Programming languages
Ever since getting a Commodore 64 as a kid around 1990 and reading the user’s manual from cover to cover, I’ve always enjoyed programming, and learning new languages and concepts. Here’s some of the ones I’ve played with in more recent years.
Picat
Picat is a really interesting language in the Prolog family, which adds imperative and convenience features like list comprehensions and mutable maps and arrays. It also includes a built-in constraint solver and SAT solver module, as well as support for calling out to external MIP and SMT solvers like Cbc and z3.
Picat and SAT/CP solving
I’ve rarely had success with the MIP and SMT modules — perhaps it encodes the problems in a way that isn’t optimal for those solvers — but have had great success with cp
and sat
. For smaller problems, cp
will often return a solution almost immediately, but quickly becomes intractable in situations where sat
can produce a solution in just a few seconds.

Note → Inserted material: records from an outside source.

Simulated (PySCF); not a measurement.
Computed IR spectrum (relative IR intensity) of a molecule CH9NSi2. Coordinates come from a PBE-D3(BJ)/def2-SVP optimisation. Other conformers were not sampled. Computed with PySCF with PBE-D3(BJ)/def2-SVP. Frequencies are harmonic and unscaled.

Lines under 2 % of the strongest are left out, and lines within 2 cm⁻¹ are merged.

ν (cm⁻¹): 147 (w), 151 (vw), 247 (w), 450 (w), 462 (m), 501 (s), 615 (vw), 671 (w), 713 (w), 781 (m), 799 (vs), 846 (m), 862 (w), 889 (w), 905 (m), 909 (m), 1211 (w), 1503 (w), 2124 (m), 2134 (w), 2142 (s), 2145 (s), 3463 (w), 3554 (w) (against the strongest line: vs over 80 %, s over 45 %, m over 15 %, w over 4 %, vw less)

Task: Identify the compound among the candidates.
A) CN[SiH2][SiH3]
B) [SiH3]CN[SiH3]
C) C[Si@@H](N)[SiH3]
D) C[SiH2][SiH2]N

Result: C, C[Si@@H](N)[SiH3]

What’s great about these solvers is their flexibility in solving many different kinds of problems, and (depending on the type of problem) it’s generally pretty easy to convert a brute-force program into one that uses the solver to exclude huge parts of the search space quickly. It’s also easy to ask the solver to try to maximise or minimise variables.
SAT/CP programs
AoC 2023, day 24 (part 2) — it came in really handy here since I didn’t have good enough maths skills to invent a "proper" solution. Instead, I just described the problem for the SAT solver and it produced the correct solution in a few seconds, getting me my first sub-1000 leaderboard result from the year’s puzzles.
Optimal plan search with Picat’s planner
Picat also includes a planner
module which searches for optimal action plans by just defining how to transition from one state to all possible next states, and how to know if you’ve reached a goal state. You can also define a heuristic function like you would when implementing A* to search the (potentially infinite) graph of actions and states. I’ve had some success with planner
although it has sometimes led to very high memory consumption.
Planner programs
AoC 2023, day 17 — the part 2 solution worked, but took 26 minutes compared to a Dijkstra implementation that took 2 minutes. I tried an A* implementation as well, but it took 4 minutes, even though my Nim version only took around half a second — probably an implementation error on my part.
AoC 2023, day 23 (part 1) — found an optimal solution with
planner
in 80 seconds, but it couldn’t handle part 2 due to memory usage.
Other Picat programs and libraries
picat_rational — a small module providing arbitrary-precision rational arithmetic functions. I wrote this while working on a Project Euler problem that called for rational arithmetic.
Nim
This language crossed my radar a few years ago with people describing it as "Python-like" but with static, inferred types, and much faster. Upon playing with it, I decided it wasn’t very Python-like (check out Acton if you’re really into that though), but it certainly was much faster and had static type inference. My brain seemed to put it into a similar hash slot as Crystal even though they are different in many ways. Crystal is a little more terse and less syntactically noisy, but Nim is really elegant and incredibly memory efficient. The slightly higher level of syntactic/type noise (e.g. needing to declare types in function headers) provides extremely fast compile times in return, and the standard library is fantastic, at least for my needs so far. The default package manager Nimble is also excellent.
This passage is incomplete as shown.